Friday, July 09, 2010

Wingnuts: How the Lunatic Fringe is Hijacking America by John Avlon

Everybody is familiar with the concept of "talking heads" and everybody knows that these days, there are plenty of political pundits taking up time on the airwaves, and on the internet. Rush Limbaugh, Sean Hannity, Sarah Palin, Glenn Beck, Keith Olbermann... the list goes on and seems endless. But do such people add anything to public discourse?

No, and pretty much everyone knows it. Author John Avlon, writer for the Daily Beast, points out what pretty much everyone knows- not only do all these talkers add absolutely nothing to public discourse, they stop public discourse by spreading hate and anger and never coming up with any kind of concrete solutions to the problems they are so enraged about.

Thanks to Wingnuts on both the left and the right, "public discourse" has fallen to a very narrow band of hate on both sides, with little or no room in the center for people to come together to solve the problems that everyone is screaming about. It has polarized both political parties, but especially on the Republican side, where anyone crossing the aisle to try and work with Democrats is labeled a RINO (Republican In Name Only) and castigated by the rest of the party for what is seen as their perfidy in being able to work with the other party instead of trying to stop dead anything they are trying to do.

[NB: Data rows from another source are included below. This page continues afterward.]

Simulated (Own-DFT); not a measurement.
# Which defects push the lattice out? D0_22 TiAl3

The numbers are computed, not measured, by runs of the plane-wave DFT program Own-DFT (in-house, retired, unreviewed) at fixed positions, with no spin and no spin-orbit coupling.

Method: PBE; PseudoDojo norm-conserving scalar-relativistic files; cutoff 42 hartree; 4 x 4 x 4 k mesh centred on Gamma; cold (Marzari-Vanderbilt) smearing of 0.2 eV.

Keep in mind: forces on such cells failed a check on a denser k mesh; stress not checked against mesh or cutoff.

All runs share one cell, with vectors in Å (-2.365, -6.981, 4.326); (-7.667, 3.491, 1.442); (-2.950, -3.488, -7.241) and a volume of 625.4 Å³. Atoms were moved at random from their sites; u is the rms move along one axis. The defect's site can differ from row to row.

And now, the madness has spread to some of the Democrats as well, labeling their own members DINOs (no guesses as to what that means). Members of both parties seem bent on kicking out anyone they see as "unfaithful", and some on the Republican side will actually work against their own party members by refusing to back them or help them out with money from the RNC, even if a member from an opposing party wins the election. Better Pure than in Power, now-popular wisdom seems to say.

But by doing so, they risk alienating the centrists, of whom there are more in this country than extreme left or right-wingers, and the centrists, it seems, are growing disillusioned with both extremes.

More than just the extremes on both sides are profiled in this book, but the extreme fringes of wingnuttery- birthers, truthers, teabaggers, hatriots, and those who propose a secession from the United States. More than just talk about them, Avlon actually interviews many of these people. Despite the teabaggers claiming not to be about race, why, when you look around events they put on, are the participants all or 99% white? He speaks with a preacher who is praying for Barrack Obama to die (along with his entire family, it needs be said), who sees nothing wrong with doing so.

But all is not gloom and doom. At the end of the book, Avlon devotes a chapter for how we as a nation can escape the echo chamber and, if not put an end to the Wingnuttery, how to mostly eliminate it from public discourse, and how to keep it from poisoning the well. Unfortunately, it comes across as small beans after many chapters devoted to showing how nutty, bigoted and hateful some people can be. It was little comfort after reading all those pages of hate and the people who espouse it.

I found this an interesting and informative book. Avlon doesn't just tell talk about the Wingnuts, he lets them speak in their own words, showing rather than telling us the craziness. In a way, that just makes it worse. And while most of this book is devoted to rightwing wingnuttery, the left-wing isn't left out of the equation. But one definitely gets the feeling that the right wing wingnuttery is larger and more firmly entrenched.

Reading this book is something of a recipe for feeling hopeless, because no matter how bad you *thought* it was, you can find something or someone even worse in this book. A lot of this stuff just made me shake my head, but there are reasons to hope. Avlon points out that Independents are outgrowing both parties, and that there are more people who are centrists than there are on either far end of the political spectrum. Seeking to purge the parties of any but the "One, true faithful" will create smaller parties less likely to win elections.

This is an interesting book that would likely be interesting to a great many people. It doesn't matter which side you are on, it's more than likely that at least one sacred ox on your side will be gored, right or left. If you have a hard time with this, or you are suffering from Bush Derangement Syndrome or Obama Derangement Syndrome, you may get upset at some of what is said in the book. But the right *not* to be offended is not a right in America, no matter how some people may feel. Highly recommended.